Money Markets
By GEOFFREY IRUNGU, girungu@ke.nationmedia.com
In Summary
- Kenya does not have to draw the forex cash unless a real shock materialises into a balance of payment problem.
Kenya has secured a new loan from the International
Monetary Fund (IMF) totalling Sh153 billion ($1.5 billion) to be...
utilised in the next 24 months in case of external shocks.
utilised in the next 24 months in case of external shocks.
However, the country does not have to draw the precautionary
forex cash unless a real shock translates into a balance of payments
problem.
That means only a major turbulence of the shilling would prompt Kenya to draw.
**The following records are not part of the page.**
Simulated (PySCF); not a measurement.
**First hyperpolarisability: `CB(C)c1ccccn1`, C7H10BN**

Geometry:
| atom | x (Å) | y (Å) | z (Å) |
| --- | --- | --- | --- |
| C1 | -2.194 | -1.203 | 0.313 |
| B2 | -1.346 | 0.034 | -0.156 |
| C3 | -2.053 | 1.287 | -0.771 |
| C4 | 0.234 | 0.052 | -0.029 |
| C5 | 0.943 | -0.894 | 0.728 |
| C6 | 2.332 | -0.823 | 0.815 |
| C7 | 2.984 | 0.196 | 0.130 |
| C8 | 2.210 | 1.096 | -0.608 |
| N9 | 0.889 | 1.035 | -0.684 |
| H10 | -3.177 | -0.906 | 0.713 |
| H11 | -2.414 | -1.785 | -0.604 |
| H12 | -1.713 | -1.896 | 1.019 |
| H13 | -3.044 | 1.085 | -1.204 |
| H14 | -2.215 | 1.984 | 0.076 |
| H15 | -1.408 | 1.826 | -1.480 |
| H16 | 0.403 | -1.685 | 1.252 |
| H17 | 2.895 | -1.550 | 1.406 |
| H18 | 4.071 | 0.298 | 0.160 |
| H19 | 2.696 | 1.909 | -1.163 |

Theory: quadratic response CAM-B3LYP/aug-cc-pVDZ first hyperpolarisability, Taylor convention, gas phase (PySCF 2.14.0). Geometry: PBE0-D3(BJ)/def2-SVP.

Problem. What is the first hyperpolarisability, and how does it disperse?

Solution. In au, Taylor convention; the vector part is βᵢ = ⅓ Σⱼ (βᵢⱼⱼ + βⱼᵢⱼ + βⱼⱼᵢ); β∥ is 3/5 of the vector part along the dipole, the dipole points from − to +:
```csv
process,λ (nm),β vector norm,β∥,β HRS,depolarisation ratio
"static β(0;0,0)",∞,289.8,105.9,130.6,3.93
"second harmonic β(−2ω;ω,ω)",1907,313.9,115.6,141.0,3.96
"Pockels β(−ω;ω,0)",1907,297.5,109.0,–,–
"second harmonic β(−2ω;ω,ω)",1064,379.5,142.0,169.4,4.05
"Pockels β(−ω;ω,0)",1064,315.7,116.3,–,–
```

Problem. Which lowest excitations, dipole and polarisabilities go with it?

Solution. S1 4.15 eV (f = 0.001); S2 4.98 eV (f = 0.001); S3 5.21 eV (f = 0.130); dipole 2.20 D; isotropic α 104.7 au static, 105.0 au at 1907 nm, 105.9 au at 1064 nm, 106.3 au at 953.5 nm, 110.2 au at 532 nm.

As per Kenya National Bureau of Statistics data of
last September, the balance of payment had improved following a fall in
imports and an increase in exports. The current account balance —
showing the difference between the value of imports and exports — had
fallen below 10 per cent of the gross domestic product. This reduced
need for the cash.
Positive outlook
“The Kenyan authorities have indicated they will
continue to treat (the) arrangements as precautionary, and do not intend
to draw on the new arrangements unless exogenous shocks lead to an
actual balance of payments need,” said the IMF in a statement.
The board of the IMF immediately made available
Sh77 billion for withdrawal. The balance can be drawn every six months
when IMF review the extent to which Kenya adheres to the agreed
programme of reforms.
When Kenya last asked for a similar precautionary facility in 2014, the amount made available was Sh70 billion ($688 million).
The cash was, however, not drawn even when there
was a temporary balance of payment crisis last September with the
shilling hitting a nominal exchange rate of 106 units to the dollar.
The IMF said in the latest press statement that
Kenya’s economic growth was robust and the outlook was positive though
it remained vulnerable to shocks.
“Kenya’s recent growth performance remains robust
and the outlook is positive. Despite positive policy steps undertaken
under the current Fund-supported programme, the economy remains
vulnerable to shocks, reflecting less favourable global financial market
conditions, as well as continued security threats and potential extreme
weather event,” said the IMF.
The institution noted that Kenya was in the process
of reducing its government spending and would, therefore, cut the
fiscal deficit by three per cent of the GDP in the next two years. The
deficit is currently about nine per cent.
The IMF said the country is committed to gradually reducing inflation to about five per cent from nearly seven per cent.